Tuesday, March 27, 2012

After first tap dancing around it, Microsoft admits Android user beat WP in Hunger Games Challenge

The Microsoft Smoked by Windows Phone Hunger Games Challenge runs through Dec. 29, but if these results are consistent, it may not matter if you win or lose, because you'll lose.

On Sunday, Sahas Katta won a "Smoked by Windows Phone" challenge when his Galaxy Nexus displayed the weather of two different cities faster than the Windows Phone he was up against. However, Microsoft still said he lost. The first reason given was that Windows Phone won because “it displays the weather right there.” However, Katta had two weather widgets on his home screen displaying the weather, and his phone, because he had disabled the lock mechanism, was first to display the weather (the phones were started in a powered-off state).

After Katta pressed the employee for a better reason for the loss, he was told that Windows Phone won “just because.” Asking for a better answer, he was told by another Microsoft employee (believed to be a manager) that his Galaxy Nexus needed to display the weather of different cities in different states and that “his phone could not do that."

As Katta said, however, he was told the challenge (apparently, the challenge is randomly selected and instead of having to complete a series of challenges, the iPhone or Android phone only has to beat the phone in one challenge) was “bring up the weather of two different cities," as he quoted the employee as saying.

In response to the hammering that Microsoft has taken over this "technicality," Windows Phone evangelist Ben Rudolph has taken to Twitter to apologize and offer Katta a new laptop and Windows Phone, as well as an apology. His Tweet is as follows:

"Hey @sahaskatta , @Microsoftstore & I want to make things right. So I've got a laptop & phone (& apology) for you. Email me!"

The original prize was for a laptop, so tossing in a Windows Phone is a bonus. Notably, Rudolph first Tweeted an offer of a rematch, which was blasted, as it should have been: why should Katta have had to win twice to get the prize he deserved.
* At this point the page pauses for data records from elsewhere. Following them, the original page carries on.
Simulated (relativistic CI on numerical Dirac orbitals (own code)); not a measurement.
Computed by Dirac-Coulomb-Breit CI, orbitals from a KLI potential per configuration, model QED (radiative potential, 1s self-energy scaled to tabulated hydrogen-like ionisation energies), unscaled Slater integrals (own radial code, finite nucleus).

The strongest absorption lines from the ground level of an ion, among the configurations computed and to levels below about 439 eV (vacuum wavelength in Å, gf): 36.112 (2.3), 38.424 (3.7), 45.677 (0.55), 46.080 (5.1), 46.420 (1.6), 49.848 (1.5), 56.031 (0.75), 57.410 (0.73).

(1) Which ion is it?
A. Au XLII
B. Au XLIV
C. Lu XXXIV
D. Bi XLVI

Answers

While it's nice to see Microsoft caved and gave Katta his prize, now that details have emerged about the contest, we'd have to say that the fact that you don't know what's "coming" as far as the contest goes still means it's sort of rigged, as the Windows Phone is set up to operate quickly for the challenge, no matter what it is.

Katta won not because his phone was fast, but because he was lucky enough to have two weather widgets on his home screen and did not have a locking mechanism in place (which slowed the WP).